The answer is 7 .Here’s how :
Divide the horses into group of 5 (A,B,C,D,E) and conduct 5 races to find 5 fastest horses .
Now conduct a race among these to find the fastest horse (Let’s say it’s from group E) .and let’s also assume that fastest horse from group D came 2nd and C came 3rd. Total 6 races done. Now the second fastest horse can be the one who came second in the group E which gave us the fastest horse or the one which came second in 6th race. Similarly the 3rd fastest horse can be
the either fastest horse from group D and C ,or the horses which came 2nd and 3rd in group E or the horse which came second in group D. Conduct a race among these 5 horses and you will get the result in final and 7th race.

My answer is 11.

First you split the 25 horses into 5 groups of 5. The puzzle tells us that we can’t measure speed, only relative speed, so we can’t compare horses across races. Thus, we have to take the top 3 horses of each race.  (5 races)

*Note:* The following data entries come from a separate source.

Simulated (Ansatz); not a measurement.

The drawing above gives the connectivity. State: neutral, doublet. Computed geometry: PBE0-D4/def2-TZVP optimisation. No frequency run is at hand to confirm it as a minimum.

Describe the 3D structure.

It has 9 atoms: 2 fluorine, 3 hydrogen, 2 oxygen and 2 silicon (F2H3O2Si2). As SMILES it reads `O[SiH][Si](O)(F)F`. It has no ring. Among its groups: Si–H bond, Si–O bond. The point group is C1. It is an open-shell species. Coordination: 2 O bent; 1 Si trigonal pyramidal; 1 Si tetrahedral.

Next, we have 15 horses so we split them into 3 groups of 5. We again take the top 3 of each group.  (3 races)
Then, from the remaining 9, we form one group of 5 and take the top 3, adding it to the remaining 4. (1 race)
Now we have 7 remaining, we form another group of 5 and take the top 3, adding it to the remaining 2. (1 race)
We now have 5 horses left and we can form our top 3 in this final race. (1 race)

Add them up and you’ve got 11 races.

You have to assume the horses will not tire, which is not realistic. Any way, you would race horse # 1 with horse # 2 and the winner would race horse #3. The winner of that race then races horse #4. And so on down the line until horse # 25 races. Minimum # of races is 26.